Monday, 4 March 2013

Diving for meaning… The Pearl (1929)

Watching this minor surrealist masterwork I was reminded of my English teacher’s response to an attempt I’d made at composing a dada-esque poem (i.e. one without any poetry…), “is this deep - how can I mark it?” I’d been rumbled, but how to judge any work of attempted surrealism – there’s a fine line between the charlatan and the champion (although it was fairly broad in the case of my teenage verse…).

Directed by Henri d' Ursel, The Pearl (1929) owes an obvious debt to Buñuel, Dali and Man Ray… not to mention Louise Feuillade, it’s stylishly done and may well mean something.

Written and starring Georges Hugnet as Le Jeune Homme, The Pearl could signify possession or it could mean love… it may even be just a pearl. I don’t think it matters to any forensic degree, you can overlay your own interpretation according to mood: the key thing is that the film draws you in and makes you think. This properly defies any constraining interpretations and, by the rules, your guess is as good as mine.

All we know for certain is what happens on screen. A pearl is made and extracted from the sea. A young Lulu (Mary Stutz) waits in her garden for her fiancé and he sets off to buy her a pearl necklace.

Waiting for her man...
Here is the films funniest joke as Lulu looks out and we see her man running through woods, rowing across a river then running through town getting distracted by a street game… You expect her to view him directly but he’s far away, initially heroic and then just distracted.

But he has it in mind to buy his girl a pearl necklace.

Georges Hugnet
At the jewellery store, a pretty shop assistant (Kissa Kouprine) steals pearls and carelessly hides them in her stocking top which is all too visible as she sits chatting on a ledge. The girl has no name and is only referenced in the title sequence as La Voleuse – The Thief.

Kissa Kouprine
The young man reports her to the manager and she is fired. He leaves the shop with his pearls and she follows him, hitching a ride on his bike. The man crashes his bike and the string of pearls is broken… the man searches but there is still a pearl missing. It rolled directly to La Voleuse who walks off with it leaving him fatuously pawing the ground...

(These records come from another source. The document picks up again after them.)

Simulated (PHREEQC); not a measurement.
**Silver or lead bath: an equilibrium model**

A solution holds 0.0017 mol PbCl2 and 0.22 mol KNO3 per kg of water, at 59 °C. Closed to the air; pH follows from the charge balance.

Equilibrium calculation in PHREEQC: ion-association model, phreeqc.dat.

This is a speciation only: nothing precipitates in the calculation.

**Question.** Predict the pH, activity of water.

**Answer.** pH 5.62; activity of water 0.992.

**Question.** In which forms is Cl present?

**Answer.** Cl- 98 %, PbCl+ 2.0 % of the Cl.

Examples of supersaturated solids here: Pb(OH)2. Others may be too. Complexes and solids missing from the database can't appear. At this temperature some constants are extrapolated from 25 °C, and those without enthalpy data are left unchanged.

Georges Hugnet and Kissa Kouprine
As in a dream the young man journeys to a hotel. Here La Voleuse is everywhere, appearing in a tight-fitting silver-grey cat suit – an updated, sleeker version of Irma Vep - from every corridor, pursuing the man and his pearls. She is not alone and there are other women all wearing the same costume. Are all women looking for “The Pearl”?

La Voleuse shares a bath with one of her doppelgangers and the two play dice. Is this a celebration of chance or an actual game to decide a winner?

The man and La Voleuse share a room and clearly more as they wake the next day. Decisions need to be made. Who gets the pearls now?

He's just a boy who can't say no...
Then the Man is disturbed by a sleepwalker (Renée Savoy) who he follows through the building and onto the roof. It feels like leading somewhere but, as Ursel cuts back to Lulu… it’s not clear whether she’ll ever get the intended present…

The man returns to Lulu with a letter explaining his purchase and his sorrow…the somnambulist casually deposits the pearls around Lulu’s neck and she is united with her fiancé… but too much distance is now between them. The young man walks off and spots La Voleuse…giving chase…

Renée Savoy
We’ve all had days like these, distracted from our purpose by random chance and the subsequent emergence of new possibilities.

This is how The Pearl ultimately works well containing enough reality and enough dream to hold together as a narrative: vaguely familiar…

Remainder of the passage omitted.